Was wondering if the chances of falling victim to a Spectre like attack is less if your running OSX?
Thanks
Don’t patch your private systems for Spectre/Meltdown/etc. with those stupid microcode updates and please also disable the OS Integration. It just doesn’t make any sense for a system that sits under your desk:
- Spectre/Meltdown/etc is over 1 year old and there is still no real world PoC available that works out of the box. Just use an up-to-date browser and your safe.
- It cripples the performance
- There are so many Privilege escalations for Windows/macOS/Linux. So why should anyone waste time and use a highly sophisticated “bug” when you could steal the Information with less effort?
Wonder if there is any performance data for what ever microcode updates that are out there? I would down grade my system if I knew which ones were best…
There are enough benchmarks out there. just use the latest non Spectre ucode and you are good. normally every new ucode update makes the pc a Little bit slower this is why overclockers mostly tend to strip their BIOS from ucodes or use a specific version
Oh god 906EA please be better than D6 crap.
Doubt the 906EA will improve anything, it’s been half a year of reduced performance and wrong ring multis for my 8700K. Last one that was decent was B4 I think.
When I mod a Z390 BIOS for performance, I use the AE and BE microcodes.
These were the last not to produced reduced performance.
But honestly it only really matters in benchmarks etc. It really matters little in day to day use and the new microcodes usually have security patches etc. that for some are more important.
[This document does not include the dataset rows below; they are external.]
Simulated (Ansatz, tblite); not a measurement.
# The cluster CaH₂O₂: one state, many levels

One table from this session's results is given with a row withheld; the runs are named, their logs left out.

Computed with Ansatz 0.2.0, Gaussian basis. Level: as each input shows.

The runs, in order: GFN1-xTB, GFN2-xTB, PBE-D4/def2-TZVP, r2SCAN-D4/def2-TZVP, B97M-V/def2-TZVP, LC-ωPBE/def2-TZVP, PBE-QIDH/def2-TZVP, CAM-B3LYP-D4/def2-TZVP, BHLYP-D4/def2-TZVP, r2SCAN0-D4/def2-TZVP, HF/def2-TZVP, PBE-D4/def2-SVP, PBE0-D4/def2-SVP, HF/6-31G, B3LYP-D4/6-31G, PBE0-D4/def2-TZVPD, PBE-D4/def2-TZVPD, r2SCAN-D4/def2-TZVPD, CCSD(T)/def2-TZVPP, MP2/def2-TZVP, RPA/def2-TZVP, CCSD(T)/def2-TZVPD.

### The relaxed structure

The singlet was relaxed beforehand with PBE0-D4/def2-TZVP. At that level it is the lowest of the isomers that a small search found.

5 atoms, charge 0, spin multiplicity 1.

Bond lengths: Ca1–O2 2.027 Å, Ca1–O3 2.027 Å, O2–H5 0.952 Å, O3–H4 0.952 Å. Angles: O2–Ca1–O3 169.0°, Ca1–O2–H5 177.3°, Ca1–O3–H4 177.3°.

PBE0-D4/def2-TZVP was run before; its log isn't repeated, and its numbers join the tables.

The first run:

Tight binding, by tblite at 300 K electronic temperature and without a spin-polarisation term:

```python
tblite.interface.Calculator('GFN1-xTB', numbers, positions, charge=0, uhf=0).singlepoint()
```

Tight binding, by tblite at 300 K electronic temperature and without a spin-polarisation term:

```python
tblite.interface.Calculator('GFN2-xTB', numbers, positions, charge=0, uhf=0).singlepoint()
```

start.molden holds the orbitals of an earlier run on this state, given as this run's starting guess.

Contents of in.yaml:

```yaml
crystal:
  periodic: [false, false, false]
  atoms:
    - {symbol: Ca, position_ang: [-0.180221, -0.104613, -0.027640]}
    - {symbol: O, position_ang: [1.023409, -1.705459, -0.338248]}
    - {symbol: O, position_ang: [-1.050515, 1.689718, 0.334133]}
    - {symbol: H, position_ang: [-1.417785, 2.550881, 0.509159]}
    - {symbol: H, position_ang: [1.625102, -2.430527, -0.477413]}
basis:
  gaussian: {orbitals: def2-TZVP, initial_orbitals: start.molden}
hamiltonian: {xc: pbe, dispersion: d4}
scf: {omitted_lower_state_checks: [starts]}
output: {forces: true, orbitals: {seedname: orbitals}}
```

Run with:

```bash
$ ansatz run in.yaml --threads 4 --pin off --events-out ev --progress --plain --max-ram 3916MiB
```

The reduced performance is also seen under Windows with some software that I use
With Cascade Lake-X, I am using old microcode, the latest ones are too bad
More for overclocking than direct performance at the same freq. Thing barely overclocks anymore, D6 made me downgrade from 4.8core/4.7cache to -100mhz on each with MORE voltage than it needed for faster with prior mcodes… yet to try with DE that testing starts tonight… id drop all this crap long ago and stick with like 84 or something that was GOOD, but stupid Microsoft likes to control your PC and blame security paranoia, so they end up shoving the current mcodes onto it anyway. (its MY system, let ME choose what to have or not to have)
I already flashed the DE and was not expecting any improvement, even if there is a possibility to improve the performance Intel will not do it, otherwise no one will buy newer CPUs.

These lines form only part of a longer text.